What Is Superposition in Neural Networks?
A Beginner’s Guide to How AI Packs More Features Than Neurons—And Why It Matters
Imagine trying to describe the entire world using only a handful of words. That's the challenge neural networks face, and superposition is their ingenious solution.
A note on ‘features’
Whilst we don’t fully understand how neural networks ‘think’, we’ve observed the emergence of features - distinct characteristic detectors which, if mapped out completely, provide a conceptual explanation for how neural nets work. Think of features as specific patterns or characteristics the network learns to recognise in its input data, like edges, textures, or even higher-level concepts like 'dog-ness'1.
The Problem
It would make it much easier for us to understand neural networks if these features were represented by individual neurons. Having our features each being assigned to individual neurons would not only make our job trying to understand the network easier, it would often make things slightly easier for the neural net itself2.

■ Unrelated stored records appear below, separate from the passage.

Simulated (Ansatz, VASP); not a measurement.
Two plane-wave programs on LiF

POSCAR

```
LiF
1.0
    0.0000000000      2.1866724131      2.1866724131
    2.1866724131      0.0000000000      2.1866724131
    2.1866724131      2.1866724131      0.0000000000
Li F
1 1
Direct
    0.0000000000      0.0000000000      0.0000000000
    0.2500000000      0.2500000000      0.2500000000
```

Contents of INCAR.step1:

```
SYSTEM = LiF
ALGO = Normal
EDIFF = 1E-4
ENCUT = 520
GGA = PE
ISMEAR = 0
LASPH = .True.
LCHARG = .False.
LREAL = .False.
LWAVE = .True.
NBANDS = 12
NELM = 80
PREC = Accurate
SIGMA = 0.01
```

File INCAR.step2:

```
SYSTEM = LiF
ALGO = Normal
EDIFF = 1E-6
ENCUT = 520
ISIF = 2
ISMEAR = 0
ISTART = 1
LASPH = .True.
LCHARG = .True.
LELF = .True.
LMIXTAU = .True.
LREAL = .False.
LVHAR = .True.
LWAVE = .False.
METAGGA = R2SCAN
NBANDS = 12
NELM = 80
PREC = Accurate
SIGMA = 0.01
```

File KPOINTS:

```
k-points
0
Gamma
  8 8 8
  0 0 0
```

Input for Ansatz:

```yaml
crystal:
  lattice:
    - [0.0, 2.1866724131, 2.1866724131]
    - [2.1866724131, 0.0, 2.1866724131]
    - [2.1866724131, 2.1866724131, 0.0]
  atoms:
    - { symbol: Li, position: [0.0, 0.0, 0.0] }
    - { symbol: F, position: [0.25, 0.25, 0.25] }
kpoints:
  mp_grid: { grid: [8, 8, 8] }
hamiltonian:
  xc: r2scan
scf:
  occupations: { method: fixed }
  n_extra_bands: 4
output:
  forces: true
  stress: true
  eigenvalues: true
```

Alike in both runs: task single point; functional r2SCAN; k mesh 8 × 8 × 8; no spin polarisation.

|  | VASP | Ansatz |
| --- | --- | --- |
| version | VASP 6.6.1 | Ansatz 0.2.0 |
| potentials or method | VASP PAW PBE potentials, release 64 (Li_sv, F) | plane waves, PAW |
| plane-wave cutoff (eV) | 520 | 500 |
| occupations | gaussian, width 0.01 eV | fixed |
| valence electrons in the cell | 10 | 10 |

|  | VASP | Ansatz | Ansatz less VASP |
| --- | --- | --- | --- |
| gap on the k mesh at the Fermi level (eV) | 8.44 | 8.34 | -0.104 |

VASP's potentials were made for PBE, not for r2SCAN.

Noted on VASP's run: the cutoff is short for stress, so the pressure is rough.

As you can see, this is not going to work. What defines ‘large’? How ‘circular’ does our input need to be not to be a car? Try as you might, it’s not going to work without a lot of features for all the scenarios we encounter in messy real-world data. Put another way:
As you can see, there are practically infinite features which would be helpful for our neural network to classify stuff (or make stuff relevant to prompts, for generative models). Because of the variety of real world data, this extra detail is almost always more useful to the model than the drawbacks, so the model ends up with many more features than available neurons to fit them in individually.
To solve this problem, neural networks use a clever trick called superposition.
How Superposition Works
In order to fit these extra features into those neurons, the model will represent the features as ratios of neuron activations. This is commonly described as directions in the activation space3. This concept can be challenging to grasp initially, but here's a concrete way to think about it4:
How strong our feature is being represented can be found by seeing how aligned our activation is with that ratio, and how large our activation is in total5.
This is also why the neural net spaces features as far apart as possible (see earlier diagram). If features are too close together, activations will cause multiple features to be engaged (known as interference).
A great way to think about this is paint colours. We want to represent many items with different colours, but we only have a limited number of paints. We can mix paints together to get different shades, so we can represent more items. However, if we make them too close in colour, we could get them muddled up.
Just like mixing paint allows us to create more shades, superposition allows for many more concepts to be represented within a finite range of activation ‘colours’, with the trade-off that concepts become harder to distinguish.
The trouble with superposing multiple features per neuron for the model is that the model itself doesn't know what feature has caused previous neurons to fire.
Therefore, during training the model naturally ensures that features that are unlikely to be seen together are superposed onto the same neurons. This minimises the confusion.
An example
Suppose we have a neural net which identifies different types of dogs and different types of elephant6:
Since neurons A and B alone are enough to determine the subject is a dog, the network can afford to repurpose Neuron C for a different feature when those conditions hold. This means we could let C also represent a dog feature (e.g. small dog detector).
Why superposition makes understanding neural nets so hard
In other words, Neuron C will activate for entirely different features, and we won't be able to identify what has caused it to activate without looking at the other neuron activations, and also knowing what those activations mean.
If neurons A and B also have superposed features for different contexts, this creates a knot of combinations which is very difficult to pick into.
Now remember that most features are expressed as ratios of neuron activations (and not necessarily of the neurons next to each other). Isolating individual features requires analysing the network’s entire activation space, which is nearly impossible for large networks using today’s methods.
This is an extremely pressing problem; Because features are hidden in these tangled combinations, it makes it incredibly difficult to understand the reason a model might have made a decision, and makes larger models inherently more unpredictable. This lack of transparency is a key challenge for AI safety.
Summary
We’ve observed clear features in neural networks.
There are many more features than neurons.
In order to represent all these features with the limited number of neurons, the network represents features as ratios of neuron activations, or more concretely directions in the activation space.
The challenge this creates is interference. In order to minimise this, the model spreads features out as far apart as possible, and ensures that features which are unlikely to be seen together occupy the same sets of neurons.
Final thoughts
Superposition is not just a byproduct of how neural networks train; It’s one of the fundamental reasons they’re so powerful. If we’re going to make neural networks interpretable, which appears to be one of the most promising pathways in AI Safety, methods of effectively disentangling superposed features is critical7.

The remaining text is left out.